# Have you tried smoked garlic yet?  Do you want to?



## fire it up (Jan 25, 2010)

Nothing super new or special here but I'm posting this in the hopes that some folks who have never smoked garlic before will see this and give it a shot.

I had a chuckie on yesterday and realized I hadn't smoked any garlic in a while so I threw a few heads on.

Smoking garlic is incredibly simple and tastes amazing!
I took 3 heads and cut the tops off to the point where most of the cloves were exposed, drizzled them with a little bit of olive oil and seasoning, one with kosher salt and fresh cracked pepper, one with my chipotle rub and one with garlic powder (was curious what it would taste like)



Before throwing them on the smoker I started wrapping them in foil, this is the way i learned to do it but wondered if it really made a difference so I left one head unwrapped and went ahead with the experiment.
Smoke time is 2-3 hours @225-250 depending on how "roasted" you want them to come out, 3 hours will be like a pasty oven roasted, 2 hours will still mash fine but not so paste like and 1 hour if you are planning on mincing it.
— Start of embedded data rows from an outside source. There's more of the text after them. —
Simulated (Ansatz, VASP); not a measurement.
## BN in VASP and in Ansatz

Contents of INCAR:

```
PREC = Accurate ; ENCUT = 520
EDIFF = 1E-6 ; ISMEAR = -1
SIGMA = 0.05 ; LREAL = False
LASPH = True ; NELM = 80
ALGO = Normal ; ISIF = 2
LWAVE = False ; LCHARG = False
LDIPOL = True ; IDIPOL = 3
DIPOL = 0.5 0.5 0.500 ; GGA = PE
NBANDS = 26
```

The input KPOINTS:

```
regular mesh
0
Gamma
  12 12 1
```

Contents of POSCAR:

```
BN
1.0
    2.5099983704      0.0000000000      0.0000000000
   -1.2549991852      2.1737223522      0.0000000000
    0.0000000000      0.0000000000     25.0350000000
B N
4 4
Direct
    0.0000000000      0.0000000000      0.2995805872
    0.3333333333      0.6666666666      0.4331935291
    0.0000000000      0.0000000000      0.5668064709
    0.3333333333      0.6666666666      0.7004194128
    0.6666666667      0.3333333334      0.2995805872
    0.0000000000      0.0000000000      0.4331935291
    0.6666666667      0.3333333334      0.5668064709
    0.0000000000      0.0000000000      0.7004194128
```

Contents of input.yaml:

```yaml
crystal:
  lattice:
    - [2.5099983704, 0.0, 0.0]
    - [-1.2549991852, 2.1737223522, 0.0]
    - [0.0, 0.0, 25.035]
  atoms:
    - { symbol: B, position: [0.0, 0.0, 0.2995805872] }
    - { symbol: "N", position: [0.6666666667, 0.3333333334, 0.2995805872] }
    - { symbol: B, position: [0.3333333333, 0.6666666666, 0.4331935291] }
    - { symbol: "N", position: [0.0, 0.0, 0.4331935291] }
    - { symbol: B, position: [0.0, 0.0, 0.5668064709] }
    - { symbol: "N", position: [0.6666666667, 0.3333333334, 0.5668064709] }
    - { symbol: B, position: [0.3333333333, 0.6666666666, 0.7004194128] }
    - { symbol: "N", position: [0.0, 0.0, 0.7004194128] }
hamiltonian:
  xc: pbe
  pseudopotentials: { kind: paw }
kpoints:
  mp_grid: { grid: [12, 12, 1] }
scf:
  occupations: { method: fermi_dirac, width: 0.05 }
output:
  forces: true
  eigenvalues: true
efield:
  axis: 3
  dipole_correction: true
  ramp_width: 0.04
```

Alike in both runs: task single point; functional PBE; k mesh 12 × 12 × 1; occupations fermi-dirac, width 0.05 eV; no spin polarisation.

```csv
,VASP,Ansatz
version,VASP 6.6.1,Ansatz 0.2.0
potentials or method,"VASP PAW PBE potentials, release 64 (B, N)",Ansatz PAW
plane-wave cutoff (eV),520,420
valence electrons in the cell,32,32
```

So good and great on breads, in soups, rice, heck, anything you would use garlic in!

Verdicts:
The one with garlic powder was nothing special, salt and pepper are the way to go.
Wrapped in foil or not:
There was no difference between the two so from now on I won't bother wasting the foil.
Taste:
Well...amazing, I mean it's garlic and it's smoked...how could it not be good?


----------



## treegje (Jan 25, 2010)

Those look pretty good. Thanks for the recipe.


----------



## alx (Jan 25, 2010)

Yes Sir Jimbo....Even roasted is good.I love taking the roasted/smoked garlic adding olive oil,salt,pepper and some herbs and crushing in a bowl and using as a rub on stuff.....

Nice work on showing this.......Simple,but so good on anything....Especially us garlic lovers....


----------



## yount (Jan 25, 2010)

thanks wll be throwing some on the next smoke


----------



## nwbhoss (Jan 25, 2010)

I will definately be giving this a try!!!!!!!!!!!! 
I love garlic with my garlic


----------



## beerbelly (Jan 25, 2010)

I've been wondering about doing garlic, thanks FIU


----------



## chefrob (Jan 26, 2010)

roasted is great but smoked is even better!


----------



## the dude abides (Jan 26, 2010)

Great stuff on some crusty bread.  Thanks for the post.


----------



## meateater (Jan 26, 2010)

Always done it in the oven, gonna have to try smoking it, looks great.


----------



## meat hunter (Jan 26, 2010)

Awesome as always FIU. Never tried it on the smoker, always in the oven or grill. Will for sure give that one a shot. Looks great.


----------



## crazydazz (Jan 26, 2010)

Hi, those look real good can't wait to give it a try salt and pepper YUM....


----------



## walle (Jan 26, 2010)

AMEN, DUDE! I don't do it a lot, but when I do, I "squirt" a clove on a big o'l slice a homemade bread - you can spread it like butta
	

	
	
		
		



		
		
	


	





.

Those look great, FIU. Do you grow your own _garlic_? If you do, those are nice!
Tracey


----------



## forluvofsmoke (Jan 26, 2010)

Aaaaaaaaaaaah, brother, there's no substitute for smoked heads of garlic (love the jumbo's smoked).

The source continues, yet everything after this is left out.